Today, the Supreme Court heard oral arguments to decide whether Section 230 immunity shields online platforms from liabilities when relying on algorithms to make targeted recommendations. Many Section 230 defenders feared that the court might be eager to chip away at the statute’s protections, terrified that in the worst-case scenario, the Supreme Court could doom the Internet as we know it.There are some legitimate legal issues here, but they kept going back to ridiculous hypotheticals:
JUSTICE SOTOMAYOR: -- if you write an algorithm for someone that, in its structure, ensures the discrimination between people, a dating app, for example, someone comes to you and says, I'm going to create an algorithm that inherently discriminates against people, it won't match black people to white people, Asian people to Hispanics, it's going to discriminate, you would say that Internet provider is discriminating, correct?It appears that think it should be illegal for someone to express a racial preference while dating!MR. SCHNAPPER [lawyer against Google]: I would ...
JUSTICE BARRETT: Ms. Blatt, what about Justice Sotomayor's dating hypothetical? The discrimination, like, oh, we're only going to -- we're not going to match black people and white people, et cetera. What about that? Is that given 230's shield?

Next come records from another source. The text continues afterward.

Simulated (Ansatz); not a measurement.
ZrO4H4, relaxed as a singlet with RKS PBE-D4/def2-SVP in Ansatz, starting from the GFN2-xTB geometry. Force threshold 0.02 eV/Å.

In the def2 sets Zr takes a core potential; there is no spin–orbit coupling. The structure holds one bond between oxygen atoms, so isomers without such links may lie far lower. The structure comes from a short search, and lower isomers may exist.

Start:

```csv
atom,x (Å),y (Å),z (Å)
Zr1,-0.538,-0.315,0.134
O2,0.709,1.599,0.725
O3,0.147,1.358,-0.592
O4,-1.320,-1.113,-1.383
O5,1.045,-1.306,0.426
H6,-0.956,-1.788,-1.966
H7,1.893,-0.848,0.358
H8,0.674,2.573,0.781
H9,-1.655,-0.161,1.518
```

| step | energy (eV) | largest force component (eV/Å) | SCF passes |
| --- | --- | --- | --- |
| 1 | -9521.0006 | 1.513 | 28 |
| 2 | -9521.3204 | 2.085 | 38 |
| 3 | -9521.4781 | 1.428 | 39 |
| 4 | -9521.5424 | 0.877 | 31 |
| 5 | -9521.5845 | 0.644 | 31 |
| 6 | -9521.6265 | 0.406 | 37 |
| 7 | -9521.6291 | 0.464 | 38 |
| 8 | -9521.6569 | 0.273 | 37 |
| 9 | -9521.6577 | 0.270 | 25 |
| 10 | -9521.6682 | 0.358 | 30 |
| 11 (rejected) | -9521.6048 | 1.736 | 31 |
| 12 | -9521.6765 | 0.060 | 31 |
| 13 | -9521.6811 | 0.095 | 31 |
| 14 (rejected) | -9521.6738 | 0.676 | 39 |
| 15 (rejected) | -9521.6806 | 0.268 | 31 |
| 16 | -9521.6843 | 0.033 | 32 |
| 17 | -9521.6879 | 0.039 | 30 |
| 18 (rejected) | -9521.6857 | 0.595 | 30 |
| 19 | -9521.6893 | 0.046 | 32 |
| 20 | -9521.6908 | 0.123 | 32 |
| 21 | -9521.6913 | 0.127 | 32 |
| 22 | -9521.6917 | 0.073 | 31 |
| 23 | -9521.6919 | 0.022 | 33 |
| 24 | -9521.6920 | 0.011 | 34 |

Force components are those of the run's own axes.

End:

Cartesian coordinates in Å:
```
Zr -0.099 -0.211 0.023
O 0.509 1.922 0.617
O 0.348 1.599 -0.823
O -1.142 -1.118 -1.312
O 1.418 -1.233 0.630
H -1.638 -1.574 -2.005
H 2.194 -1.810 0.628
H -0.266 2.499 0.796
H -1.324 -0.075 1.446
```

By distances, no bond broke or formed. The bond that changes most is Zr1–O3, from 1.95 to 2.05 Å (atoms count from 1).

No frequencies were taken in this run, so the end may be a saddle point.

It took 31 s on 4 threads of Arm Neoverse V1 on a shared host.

MS. BLATT [lawyer for Google]: Absolutely not, because any disparate treatment claim or race discrimination is saying you're treating people different regardless of the content.
Someday, if a White woman wants to get married to a White man, she will have to document that she has at least tried dating some Black men, as well as some LGBTQ people.
Google may win this case, but it appears that it will lose some of its immunity.